Recursive Least Squares Estimation (LSE)

High Level Strategy

By definition, LSE and weighted LSE approaches are retroactive in nature. The best-fit model is only derived after the entire dataset is compiled and available. Both techniques require storing and updating the \(H\) and \(\bar{Y}\) components (encoding the entire dataset and adding new rows thereafter) as new data comes in. This can be too slow (not real-time enough depending on frequency of incoming datapoints) and computationally expensive.

Instead, we want to estimate the best-fit model in real-time (as a new datapoint/measurement comes in). Specifically:

  • do not store all the measurements upto the current timestep
  • simply store the previous best estimate and update it with new data

Thus, we want the workflow of the recursive LSE to look like this:

Range of Uncertainty

In this diagram, \(\hat{X}_{k-1}\) represents the best-fit model parameters based on the dataset upto the timestep \(k-1\). Once a new datapoint \(y_k\) is introduced, the new model parameters \(\hat{X_{k}}\) are calculated based purely on the previously calculated parameters and the new datapoint.

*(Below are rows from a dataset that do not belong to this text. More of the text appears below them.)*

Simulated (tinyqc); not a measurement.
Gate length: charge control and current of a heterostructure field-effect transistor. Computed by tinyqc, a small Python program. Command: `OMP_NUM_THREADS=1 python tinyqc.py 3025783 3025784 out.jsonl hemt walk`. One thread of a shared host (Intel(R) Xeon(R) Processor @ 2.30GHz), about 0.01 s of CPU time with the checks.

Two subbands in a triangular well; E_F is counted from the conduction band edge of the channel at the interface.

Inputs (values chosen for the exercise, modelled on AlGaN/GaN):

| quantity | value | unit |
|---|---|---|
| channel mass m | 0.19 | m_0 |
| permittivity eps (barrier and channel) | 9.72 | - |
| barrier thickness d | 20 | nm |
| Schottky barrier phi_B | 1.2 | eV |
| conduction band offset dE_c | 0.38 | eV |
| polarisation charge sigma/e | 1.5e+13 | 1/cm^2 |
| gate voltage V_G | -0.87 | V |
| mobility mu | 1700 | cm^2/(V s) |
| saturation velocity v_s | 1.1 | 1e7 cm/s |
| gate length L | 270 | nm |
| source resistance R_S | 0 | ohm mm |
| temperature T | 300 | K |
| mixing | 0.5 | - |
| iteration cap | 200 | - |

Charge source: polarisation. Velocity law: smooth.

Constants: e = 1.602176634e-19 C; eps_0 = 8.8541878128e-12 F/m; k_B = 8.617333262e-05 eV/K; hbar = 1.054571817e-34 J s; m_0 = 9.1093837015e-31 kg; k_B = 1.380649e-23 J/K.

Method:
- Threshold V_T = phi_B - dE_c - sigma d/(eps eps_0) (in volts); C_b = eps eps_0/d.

Recursively Updating the Model Parameters \(\hat{X}_{k}\)

We can start by reordering LSE \((2)\):

\[% \quad \bar{R} = H \bar{X} - \bar{Y} \quad \quad \bar{Y} = H \bar{X} + \bar{R} \quad \tag{1}\]

Since we are considering the general case of LSE where datapoints are stochastic (\(\bar{R}\) can also be thought of as random noise), let’s also recall the properties of our (stochastic) datapoints from the Weighted LSE Problem using the Expectation Operator \(E()\) such that:

  • \(E(\bar{R}) = 0\) : unbiased, white noise
    • mean of the noise (or residual error) across all datapoints is 0
  • \(E({r_i}{r_j}^T) = 0\) : no correlation between datapoints
    • mean of the covariance between any two datapoints is 0
    • this stored in the covariance matrix \(C\)
  • \(E({r_i}{r_i}^T) = C_i\) : this is the variance of each measurement. The covariance matrix \(C\) stores these along its diagonal.

Big Picture: The general strategy is to update the model parameters based on the difference between the predicted value (model output) and the actual datapoint. We call this the error or residual \(r_k\) (as we have seen in all of the LSE approaches thus far). We want to therefore update the model parameters by a proportional value \(K_k\) to the magnitude of the residual value. We call \(K_k\) the correction gain.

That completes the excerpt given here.